When the New York Times reporter asked me how we would rid ourselves of this tragedy, I replied that we couldn’t; that it had become part of who we are; part of our history.
When she asked how we would move on, I said that I didn’t know; but that I trusted that with the abundant heart and creativity and compassion of this community, we would find our way, one step at a time.
When she asked what I felt most strongly about–whether it was that someone I knew committed such a crime–or that it happened at the Co-op, I said that it was both of those things in the beginning; but now my attention has shifted to the community–how we respond, how we support the Co-op staff, and how we compost such a horrid act.
In exactly two weeks, “BFC Tragedy” climbs its way to the top of the list of writing topics on the sidebar of this Vermont blog–from a tiny thing at the bottom, to where it sits now–boldface, beside the prominent category of “Autumn.”
In retrospect, I wish I’d tagged this collection “BFC Healing” instead of “tragedy,” but at the time I never imagined that so much compassion would flow from murder.
Doesn’t it seem like a lifetime passed since the Co-op mutated from haven to hell in an instant?
Earlier this afternoon I passed tourists at the corner of Elliott and Main–two moms and a young son looking for a place to eat. I recommended the Co-op; and then wondered if I’d made a mistake. If I was visiting, would I want to take my kids there?
I’ve left my own kids at home, but my husband has accompanied me again. I watch with tenderness as he approaches one Co-op staffer after another to offer an embrace or a pat on the shoulder.
I feel too shy to do the same, and wish I could wear a button that says, “I gave at my blog.”
“At least go see Tony in the wine department,” my husband says, over a bowl of soup.
Instead I suggest that I come back with cookies or candy–something easier to share than sentiment.
Perhaps the staff has grown weary of compassion anyway, I argue internally. Maybe they’re trying to move on. But the truth is that my biggest concern is that they would feel that we’ve moved on–without them.
Whenever I’m faced with uncertainty around connecting with those in grief, I think back to my friend Trish whose 18 year old brother was killed in an accident the summer we all worked together at the shore. Everyone at the Crab House was heartbroken, but they avoided talking about Tommy so as not to make it harder on Trish.
Finally I asked her. “Does it make it worse when I talk about him?”
“No,” she answered. “I couldn’t feel any worse, and he’s on my mind all the time.”
Maybe it’s that way for everyone at the Co-op. Maybe this tragedy is always on their minds whether we acknowledge it or not.
I wonder how long it will take until I walk into that store and it’s no longer on mine.
As we crossed into Vermont, it occurred to me that we could pick up a few things at the Co-op, even though our car was stuffed with luggage.
“What if we stopped at the Co-op for a bottle of wine?” I whispered to my husband, and then I sucked in a deep breath at the thought.

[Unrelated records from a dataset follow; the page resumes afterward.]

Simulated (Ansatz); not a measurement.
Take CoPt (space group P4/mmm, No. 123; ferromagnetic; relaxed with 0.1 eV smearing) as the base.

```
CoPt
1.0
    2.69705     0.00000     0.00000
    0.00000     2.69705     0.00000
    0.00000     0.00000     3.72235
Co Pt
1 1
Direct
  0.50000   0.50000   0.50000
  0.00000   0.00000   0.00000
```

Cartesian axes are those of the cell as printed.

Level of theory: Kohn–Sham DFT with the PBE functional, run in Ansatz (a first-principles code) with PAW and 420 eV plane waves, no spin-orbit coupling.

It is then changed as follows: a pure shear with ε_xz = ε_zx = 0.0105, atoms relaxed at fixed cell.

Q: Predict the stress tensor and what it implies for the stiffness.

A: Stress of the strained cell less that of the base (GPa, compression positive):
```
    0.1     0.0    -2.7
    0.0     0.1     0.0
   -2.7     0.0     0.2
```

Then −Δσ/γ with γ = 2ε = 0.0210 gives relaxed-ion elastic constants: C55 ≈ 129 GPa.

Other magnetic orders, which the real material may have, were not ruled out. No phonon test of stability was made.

“Okay,” he answered quietly.
“It might be good to get it over with,” I explained, “especially all together.”
When we took Exit 1 into Brattleboro, I prepared the boys, checking in to see how they felt about heading into the store after the tragedy. Once down Canal Street, we noted that the new construction had enjoyed a growth spurt since we last saw it in July–adding an entire floor to our soon to be store.It felt good to know that the work on our new space continued, even while the tragedy temporarily closed the Co-op’s doors just a week before.
The parking lot was bustling with activity on this Tuesday evening, and we were lucky to find a spot for our car. I took my time getting out–both searching and avoiding faces.
Once inside, I surprised myself by stepping right toward the wine department where I picked up a new sustainable chardonnay, without looking for Richard. Just as I placed a bottle into my cart, a shopper approached me to thank me for my writing. She had attended the vigil, but was saddened to note that there was no mention of Richard. “What must have he been going through to do what he did?” she asked before heading off with her young son to finishing shopping.
In addition to the bottle of wine which initiated this bold re-entry into the Co-op, I went even deeper into Richard’s department and lingered by the beer cooler to find just the right brew to hold onto summer. It was only then that I glanced up into the office booth where I noted two strangers, and then Tony–who was always there when Richard wasn’t.
My husband and I then ventured down each aisle of the grocery store to jump start our return to a kitchen after two weeks of eating out on vacation. I noted that there were a lot of “connections” going on and I imagined and hoped that the Co-op management loosened up on the caution against socializing during work.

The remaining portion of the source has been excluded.